Thursday, July 10, 2008

In Her Own Time.

So you know how the other day I said, perhaps in fewer words, that I would undoubtedly plunge into a vast, downwards spiraling black hole of depression if Callie didn't remember me? ABOUT THAT.

On Tuesday, Preston and I were supposed to meet his Mom on the beltway, about halfway between Bryn Mawr and Richmond. On the way down, Preston and I got into a mini fight, and didn't talk for half an hour (this is completely tangential and non Callie-related, btw). However, I will say that in this fight, I was the victor, and both of us knew that I was right. This wasn't just me having to win ALL THE TIME EVERY TIME. I am the first to apologize when I know I'm wrong, but this time, I knew I wasn't wrong, and damn it, I was NOT going to give in and apologize for something that wasn't my fault. Normally, when Preston and I disagree/have mini fights, within five minutes, my stomach is tied up into about 67,000 knots, tears are streaming down my face, and I either apologize or immediately launch into a weighty discussion that probably could have waited until there wasn't snot dribbling down my face and tears spilling onto the table.

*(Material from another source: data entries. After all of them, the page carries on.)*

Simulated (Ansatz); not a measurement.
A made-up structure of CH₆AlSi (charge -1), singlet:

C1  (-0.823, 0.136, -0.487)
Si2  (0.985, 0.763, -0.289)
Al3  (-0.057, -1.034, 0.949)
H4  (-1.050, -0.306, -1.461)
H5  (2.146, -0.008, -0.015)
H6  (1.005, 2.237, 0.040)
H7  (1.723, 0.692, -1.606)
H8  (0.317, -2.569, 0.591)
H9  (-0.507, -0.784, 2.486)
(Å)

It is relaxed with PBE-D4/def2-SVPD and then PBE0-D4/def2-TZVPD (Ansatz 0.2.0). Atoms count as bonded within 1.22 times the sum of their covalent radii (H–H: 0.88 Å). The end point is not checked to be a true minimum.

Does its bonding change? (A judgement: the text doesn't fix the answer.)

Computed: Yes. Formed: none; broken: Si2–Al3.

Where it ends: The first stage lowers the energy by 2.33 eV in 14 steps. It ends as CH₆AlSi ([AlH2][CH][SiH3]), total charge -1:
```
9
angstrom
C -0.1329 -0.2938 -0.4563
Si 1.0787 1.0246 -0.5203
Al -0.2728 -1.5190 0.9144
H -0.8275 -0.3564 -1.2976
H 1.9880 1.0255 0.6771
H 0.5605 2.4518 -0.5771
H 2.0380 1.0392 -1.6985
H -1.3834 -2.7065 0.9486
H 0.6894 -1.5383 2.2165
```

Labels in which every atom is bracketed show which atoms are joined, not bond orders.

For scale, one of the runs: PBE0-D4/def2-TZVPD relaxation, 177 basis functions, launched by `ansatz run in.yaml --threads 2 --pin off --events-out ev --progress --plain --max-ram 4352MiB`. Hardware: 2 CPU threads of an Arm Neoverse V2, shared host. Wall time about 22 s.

So this whole not talking thing, and waiting for Preston to think it through, was a BIG deal. I'll admit, there were times I wanted to blurt out why I KNEW KNEW KNEW I was right, cry, tell Preston to STOP THINKING and JUST TALK TO ME ALREADY, but I kept my tears and emotions and snot inside (yay!). It also helped that the playlist we were listening to had a steady stream of I AM ANGRY music. Eventually, though, as I knew he would, Preston spoke up, beginning with "So I've been thinking about this a lot..." And we continued on to have a reasonably calm, rational discussion. Nevertheless, though, I (of course) still cried, felt like I had swallowed a boulder, and really just wanted to curl up in bed. This set the stage for the rest of the afternoon.

A couple hours later, we finally spotted my mother in law's car, and saw her waiting with Callie beside it. Preston and I were practically jumping out of our seats we were so excited. You might as well have told us that life would, from now on, be an endless summer, that our apartment would magically become A/C'd, that Latin teaching was now THE job to have, and that we wouldn't ever have to pay the massive car insurance bill festering on our coffee table because the FAIRIES had come and whisked it away. We were that excited.

So I got out of the car, ran up to Callie, and she was only sort of excited to see me. That's when my heart started coming out of my chest. AND THEN my mother in law (whom I adore--we just have very different styles in every possible way in the world) actually laughed and said, "Oh! She doesn't remember you!" And then my heart just climbed its way out of my ribcage, through my mouth, and plopped itself onto the ground. I knew I was about to cry; my face got hot, my chin started to tremble slightly, and I could feel my eyes swell with tears. Immediately pulling down my sunglasses, I took the leash from her, sat down on the grass, and pulled Callie close to me, where I rubbed her coat and kissed her in the soft nook behind her ears, as if willing her to remember me. After quickly switching Callie's gear into our car, we hugged, kissed, and said good-bye.

For the rest of the ride home, Callie seemed detached. Sweet and loving, but not our Callie. Not the dog we had rescued and walked and fed and spoiled and ADORED. For the next half of the trip, I sat in the backseat, desperately trying to get a glimpse of that dog. Eventually, I gave up and let her sleep alone in the back, while I, defeated and depressed, climbed back into the passenger's seat.

As we pulled onto our road in Bryn Mawr and the car slowed down, Callie sat up in the backseat and stuck her nose out the window we'd rolled down for her. Her ears started to perk up as we parked the car and got out her leash, and the moment she stepped out of the car at the Residence, it was as if she knew that she was home. She smiled, enthusiastically wagged her tail in circles, and ran up to both of us as if she finally recognized who we were. That we were those people who lived in that place where she got walks and ham and pepperoni and belly rubs and Greenies.

And every day since then, it's just gotten better. She follows me into every room I go, runs to the door when we come back from doing errands, attacks her Greenies, jumps up when we say W-A-L-K, sniffs the ham container whenEVER we go to get something from the fridge, and sticks her paw up when we're not giving her enough love as if to say, "HELLLLOOOO I know you have nothing better to do than rub my belly."

So the Shnuffler (we call her that because whenever she sneezes, instead of Bless You, or something civilized/normal, Preston and I always exclaim SHNUFFLE!) is back. She just needed some time. But as she lies here next to me, resting her paw on my leg, watching my every move, and breathing deeply, I have to believe that she knows she is home.